Note that, by convention, all type names are capitalized. Plait is case-sensitive.

But what if the data that you need to represent is not easily encoded in existing types, such as when you need to keep track of a tiger’s color and stripe count (which doesn’t work as a list, since a list can’t have a number and a string)? And what if your type, say Animal, has values of different shapes: tigers that have color and stripe counts, plus snakes that have a color, weight, and favorite food?

The define-type form handles those generalizations. The general form is

(define-type Type

(variant-name_1 [field-name_1 : Type_1]

[field-name_2 : Type_2]

...)

(variant-name_2 [field-name_3 : Type_3]

[field-name_4 : Type_4]

...)

...)

with any number of variants and where each variant has any number of typed fields. If you’re used to Java-style classes, you can think of Type as an interface, and each variant is a class that implements the interface. Unlike Java classes, a variant name doesn’t work as a type name; it only works to create an instance of the variant.

For example, the following definition is suitable for representing animals that can be either tigers or snakes:

(define-type Animal   (tiger [color : Symbol]          [stripe-count : Number])   (snake [color : Symbol]          [weight : Number]          [food : String]))

After this definition, Animal can be used as a type, while tiger and snake work as functions to create Animals:

> (tiger 'orange 12)

- Animal

(tiger 'orange 12)

> (snake 'green 10 "rats")

- Animal

(snake 'green 10 "rats")

The definition of Animal creates several additional functions:

• tiger?, which takes an Animal and determines whether it was created by tiger (as opposed to snake);

• snake?, which takes an Animal and determines whether it was created by snake (as opposed to tiger);

• tiger-color and tiger-stripe-count, which take a tiger Animal and extract its color and stripe count, respectively; and

• snake-color, snake-weight, and snake-food, which take a snake Animal and extract its color, weight, and favorite food, respectively.

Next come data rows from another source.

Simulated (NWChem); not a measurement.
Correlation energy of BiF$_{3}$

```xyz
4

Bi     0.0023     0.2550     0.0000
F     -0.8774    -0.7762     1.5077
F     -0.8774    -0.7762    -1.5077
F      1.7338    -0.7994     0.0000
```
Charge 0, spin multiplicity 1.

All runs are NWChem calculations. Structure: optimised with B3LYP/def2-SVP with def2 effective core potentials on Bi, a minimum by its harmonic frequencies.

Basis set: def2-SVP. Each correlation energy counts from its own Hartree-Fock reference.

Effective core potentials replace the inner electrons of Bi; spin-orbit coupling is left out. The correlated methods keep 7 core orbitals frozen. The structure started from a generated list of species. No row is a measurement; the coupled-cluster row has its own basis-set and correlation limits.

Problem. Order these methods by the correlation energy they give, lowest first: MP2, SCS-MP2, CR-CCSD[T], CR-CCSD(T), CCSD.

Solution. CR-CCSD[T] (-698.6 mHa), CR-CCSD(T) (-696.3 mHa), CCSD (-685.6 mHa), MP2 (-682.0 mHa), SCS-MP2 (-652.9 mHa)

The name tiger? was formed by adding a ? to the end of the variant name tiger, tiger-color is formed by adding a - between the variant name and field name, and so on.

> (define tony (tiger 'orange 12))

> (define slimey (snake 'green 10 "rats"))

> (tiger? tony)

- Boolean

#t

> (tiger? slimey)

- Boolean

#f

> (tiger-color tony)

- Symbol

'orange

> (snake-food slimey)

- String

"rats"

> (tiger-color slimey)

- Symbol

tiger-color: contract violation

expected: tiger?

given: (snake 'green 10 "rats")

in: the 1st argument of

(->

tiger?

(or/c

undefined?

...pkgs/plait/main.rkt:1013:41))

contract from: tiger-color

blaming: use

(assuming the contract is correct)

at: eval:132:0

Note that the type of (tiger-color slimey) printed before an error was reported. That’s because (tiger-color slimey) is well-typed as far as Plait can tell, since tiger-color wants an Animal and slimey has type Animal. We’ll see that type-case provides an alterntive to selectors like tiger-color that is less dangerous than the selector.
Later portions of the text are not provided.